On Wed, 28 Oct 2009 08:06:49 -0700, Smitty Two

>As far as the computer, those shouldn't be left on 24/7 anyway, for the
>health and longevity of the machine. I confess to being baffled by how
>that myth got created and so widely adopted.

It got started by an IBM study on MTBF on hard drives that found a
power off/on cycle was worth about 8 hours of running time.
Prior to that it was studies on light bulbs and fluorescent finding
similar results

Posted by Stormin Mormon on October 28, 2009, 12:23 pm


If you pack 8 hours of electricity into a five minute
warmup, that's multiply by a factor of 96. Suppose my
computer draws 2 amps. Well, multiply that by 96 times, and
we're trying to draw 194 ampere rate, for five minutes. Is
that likely?

My computer warmup is less than five minutes, so we'd have
to draw about a thousand amperes, for a full minute.

--
Christopher A. Young
Learn more about Jesus
www.lds.org
.


On Wed, 28 Oct 2009 08:06:49 -0700, Smitty Two

It got started by an IBM study on MTBF on hard drives that
found a
power off/on cycle was worth about 8 hours of running time.
Prior to that it was studies on light bulbs and fluorescent
finding
similar results



Posted by on October 28, 2009, 1:22 pm


On Wed, 28 Oct 2009 12:23:44 -0400, "Stormin Mormon"
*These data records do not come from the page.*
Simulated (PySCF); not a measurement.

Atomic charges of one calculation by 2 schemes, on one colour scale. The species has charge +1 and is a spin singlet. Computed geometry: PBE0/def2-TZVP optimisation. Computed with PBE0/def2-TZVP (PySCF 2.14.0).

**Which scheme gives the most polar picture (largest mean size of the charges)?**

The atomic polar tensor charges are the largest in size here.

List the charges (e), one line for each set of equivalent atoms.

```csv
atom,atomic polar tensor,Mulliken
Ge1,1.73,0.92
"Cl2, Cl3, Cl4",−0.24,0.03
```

>If you pack 8 hours of electricity into a five minute
>warmup, that's multiply by a factor of 96. Suppose my
>computer draws 2 amps. Well, multiply that by 96 times, and
>we're trying to draw 194 ampere rate, for five minutes. Is
>that likely?
>My computer warmup is less than five minutes, so we'd have
>to draw about a thousand amperes, for a full minute.
>--
>Christopher A. Young
>Learn more about Jesus
> www.lds.org
>.

The study mentioned below had to do with wear and tear on the drive,
not power consumption.
How much is your down time and data loss worth?
This really came about over AS/400s where the loss of one drive meant
the loss of all data in that storage array because they used scatter
store across all drives at the same time..
>On Wed, 28 Oct 2009 08:06:49 -0700, Smitty Two
>It got started by an IBM study on MTBF on hard drives that
>found a
>power off/on cycle was worth about 8 hours of running time.
>Prior to that it was studies on light bulbs and fluorescent
>finding
>similar results


Posted by Don Klipstein on October 29, 2009, 7:08 pm


gfretwell@aol.com wrote:

>On Wed, 28 Oct 2009 08:06:49 -0700, Smitty Two
>>As far as the computer, those shouldn't be left on 24/7 anyway, for the
>>health and longevity of the machine. I confess to being baffled by how
>>that myth got created and so widely adopted.
>It got started by an IBM study on MTBF on hard drives that found a
>power off/on cycle was worth about 8 hours of running time.
>Prior to that it was studies on light bulbs and fluorescent finding
>similar results

At one time, starting a fluorescent took something like an hour or two
off its life. Now it's more like 5-10 minutes, though probably longer
if it's used with an old fashioned "glow switch" starter that blinks it
afew times before getting it started.

As for incandescents - I'd like a cite for any of those studies saying
what you say. Although incandescents often burn out during cold starts,
cold starts do surprisingly little damage to most incandescents. What
happens is that an aging filament becomes unable to survive a cold start a
little before it becomes unable to survive continuous operation. The
condition that makes an aging filament unable to survive a cold start is a
hot thin spot in the filament - which worsens during operation at a rate
that accelerates worse than exponentially.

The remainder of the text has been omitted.